Tomorrow will be 4 weeks since my sexual assault. I feel like it just happened, and that it happened ages ago at the same time. I know I haven’t responded properly to this trauma, but I don’t know how to. I’ve tried crying, I’ve tried getting angry, but I’m not feeling much of anything right now besides wanting to get back to normal life for me. I’m going back to work on monday because i can’t afford any more time off. I wonder if that’s when I’m going to break. When I walk in and see his face, and remember what he did to me. I wonder if I’m going to be able to keep it professional and talk to him about work if I have to. I wonder if I’ll cry and scream and panic, or if I’ll just be silent and shut down. My hands are shaking as I type this, but I have to give it a try. I’m looking for other jobs, but in the meantime, as I said I can’t afford to not work any longer. I’ve been off way to long as it is. I’m thankful HR gave me a leave of absence and kept my position for me.

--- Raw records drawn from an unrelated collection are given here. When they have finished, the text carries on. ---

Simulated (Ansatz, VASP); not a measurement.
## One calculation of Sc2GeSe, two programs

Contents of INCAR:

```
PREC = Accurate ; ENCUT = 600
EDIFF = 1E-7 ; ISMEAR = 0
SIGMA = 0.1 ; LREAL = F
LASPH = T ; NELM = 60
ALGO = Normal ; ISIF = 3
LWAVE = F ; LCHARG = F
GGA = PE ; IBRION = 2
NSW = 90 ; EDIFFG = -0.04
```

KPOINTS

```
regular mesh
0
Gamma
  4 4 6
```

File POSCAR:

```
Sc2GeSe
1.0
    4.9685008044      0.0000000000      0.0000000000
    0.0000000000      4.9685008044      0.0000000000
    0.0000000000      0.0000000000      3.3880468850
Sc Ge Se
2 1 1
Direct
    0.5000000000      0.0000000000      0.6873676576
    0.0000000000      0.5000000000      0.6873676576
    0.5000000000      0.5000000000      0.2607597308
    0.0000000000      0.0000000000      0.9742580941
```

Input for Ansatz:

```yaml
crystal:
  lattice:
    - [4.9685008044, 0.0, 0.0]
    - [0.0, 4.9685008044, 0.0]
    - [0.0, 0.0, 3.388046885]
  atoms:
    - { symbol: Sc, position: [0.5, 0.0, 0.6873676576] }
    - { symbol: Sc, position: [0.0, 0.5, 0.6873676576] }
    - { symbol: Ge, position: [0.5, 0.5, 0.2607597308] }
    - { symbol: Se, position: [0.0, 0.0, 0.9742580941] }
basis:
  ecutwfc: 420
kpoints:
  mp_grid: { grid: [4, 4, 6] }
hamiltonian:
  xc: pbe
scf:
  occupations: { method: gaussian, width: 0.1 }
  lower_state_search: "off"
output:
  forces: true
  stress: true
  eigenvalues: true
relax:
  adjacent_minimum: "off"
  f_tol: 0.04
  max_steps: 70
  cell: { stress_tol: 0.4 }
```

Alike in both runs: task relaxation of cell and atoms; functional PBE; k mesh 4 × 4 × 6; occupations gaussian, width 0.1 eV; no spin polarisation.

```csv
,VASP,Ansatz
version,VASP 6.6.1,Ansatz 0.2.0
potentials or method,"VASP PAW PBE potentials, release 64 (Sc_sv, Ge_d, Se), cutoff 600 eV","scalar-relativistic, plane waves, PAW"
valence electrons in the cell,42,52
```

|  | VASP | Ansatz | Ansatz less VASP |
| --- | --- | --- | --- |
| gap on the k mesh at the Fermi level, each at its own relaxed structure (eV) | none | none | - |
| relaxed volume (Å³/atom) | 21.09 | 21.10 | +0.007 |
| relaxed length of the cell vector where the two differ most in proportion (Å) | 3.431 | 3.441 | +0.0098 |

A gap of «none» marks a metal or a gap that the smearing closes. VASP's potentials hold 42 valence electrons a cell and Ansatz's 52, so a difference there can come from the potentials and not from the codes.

I don’t know how to feel. I don’t feel myself. I’m carrying on like nothing is wrong, but inside me I know something has died, or broken. I can feel it, but I can’t express it. I feel like my body is cracked and everyone can see through it. I wonder how people view me now. With pitty? With disgust? With disdain at what I’ve done? The girl once filled with fire and light, now smoldering with smoke and being choked into blackness. I feel charred…
I want to say that I am extremely sorry for what has happened to you. I cannot imagine how bad that must’ve been for you. I do know what it’s like to be traumatized. You don’t feel the same after that. You didn’t deserve to be treated the way you did.
Is there anyone at your workplace that you can talk to? Seems that this assault if I understand right, has not been reported. I think It needs to be reported. Working alongside this person is a no-no. Don’t let this result in their favor, let It be on your terms instead. Get with people you can trust at work, your boss, allies, HR, It doesn’t matter. But do It today if possible. Tell them the truth and give details in writing. Then report It to proper authorities. Otherwise this will result in the way you thought It out - letting your Fight or Flight kick in. If this workplace doesn’t care for its employees in this matter and other occurrences have happened with this person or others have done It, then I think working here is just wrong. I’d sue the crap out them if they did nothing. How can anyone get on this way?
A terrible thing has happened to you and you feel mixed emotions right now. You feel violated and torn up. You might feel like It was your fault perhaps. You may feel like you are worthless and unloved.
I know you understand that I have understood this feeling. I would suggest somethings to you.
If your HR department knows everything that happened let them know you cannot handle interactions with the person. If they don’t you can tell the, because of actions outside of work or tell them what happened (I know that some places will actually try to hush the victim so that is an outcome you should be aware of)
It will be hard but if he comes to you for anything ask him to find someone else to ask, you can almost hiss it out if you can’t hold back. Acting any ruder may cause an issue.
You have have lost a part of the woman you were before, you had something taken from you and your heart and soul are still recovering. If you have told any friends or family about this please let them know these feelings and ask them to allow you to lean on them as you recover and heal.
If your flame is weak right now please take from mine, use my strength as you need it. You aren’t alone in this and you have my strength as well as others in this community. We will stand behind you as you recover from this. I am thinking about you and sending you all the love I can.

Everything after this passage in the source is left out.